Written By Jeff Siegel

Posted February 19, 2014

This has got to be one of the worst deals ever…

Last week, China-based Wanxiang Group won the auction to pick up the now-bankrupt electric car maker Fisker Automotive.

I used the term “won” loosely. Quite frankly, this was not a winning arrangement for Wanxiang, China’s largest auto parts company.

The total bid came to $149.2 million, or about six times more than what Fisker originally sought.

To refresh your memory, Fisker was an electric car startup that raised more than $1 billion to build a plug-in electric car known as the Karma (as well as future models). It fell flat after a series of technical mishaps and the complete destruction of 320 vehicles (or $30 million worth of product) during Hurricane Sandy.

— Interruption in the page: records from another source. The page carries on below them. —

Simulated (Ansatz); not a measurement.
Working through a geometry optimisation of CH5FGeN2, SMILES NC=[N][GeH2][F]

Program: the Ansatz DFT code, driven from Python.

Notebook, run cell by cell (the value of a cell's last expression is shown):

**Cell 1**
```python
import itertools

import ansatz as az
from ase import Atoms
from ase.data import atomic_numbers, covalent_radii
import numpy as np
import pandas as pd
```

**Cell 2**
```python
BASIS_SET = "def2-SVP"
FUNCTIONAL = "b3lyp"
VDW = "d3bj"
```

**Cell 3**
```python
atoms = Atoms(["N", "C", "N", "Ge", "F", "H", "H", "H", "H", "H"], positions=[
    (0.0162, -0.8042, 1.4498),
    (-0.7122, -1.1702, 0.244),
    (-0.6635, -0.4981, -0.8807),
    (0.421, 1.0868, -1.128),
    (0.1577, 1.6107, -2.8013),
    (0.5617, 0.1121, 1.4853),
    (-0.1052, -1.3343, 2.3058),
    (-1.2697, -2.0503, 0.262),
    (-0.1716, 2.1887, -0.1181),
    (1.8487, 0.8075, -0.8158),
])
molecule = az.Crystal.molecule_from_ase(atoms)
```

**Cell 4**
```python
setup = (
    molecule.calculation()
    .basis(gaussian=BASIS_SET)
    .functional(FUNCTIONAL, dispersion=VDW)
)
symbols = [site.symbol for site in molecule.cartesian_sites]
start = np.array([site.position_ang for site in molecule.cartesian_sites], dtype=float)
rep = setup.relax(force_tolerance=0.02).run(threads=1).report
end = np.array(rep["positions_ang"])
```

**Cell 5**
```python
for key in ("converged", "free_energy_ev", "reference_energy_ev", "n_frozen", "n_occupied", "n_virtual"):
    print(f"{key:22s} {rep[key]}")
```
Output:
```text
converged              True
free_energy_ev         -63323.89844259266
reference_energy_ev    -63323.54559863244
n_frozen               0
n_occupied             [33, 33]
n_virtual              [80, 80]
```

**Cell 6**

Today, the company claims $500 million in assets and about $1 billion in debt. But that didn’t seem to bother Wanxiang, which, according to reports, could be looking to breathe new life into the Fisker brand. Bloomberg reported:

With the assets, the Chinese buyer could revive the Fisker brand in the world’s biggest auto market, which is struggling to reduce some of the globe’s worst air pollution. It would also provide an entry point to selling cars in the U.S.

Attention Car Collectors!

Although I never wished for anything but success for Fisker, I also didn’t expect much.

The truth is, the Karma was initially built to serve the wealthy — a luxury plug-in hybrid vehicle with all the bells and whistles you find in today’s high-end luxury models.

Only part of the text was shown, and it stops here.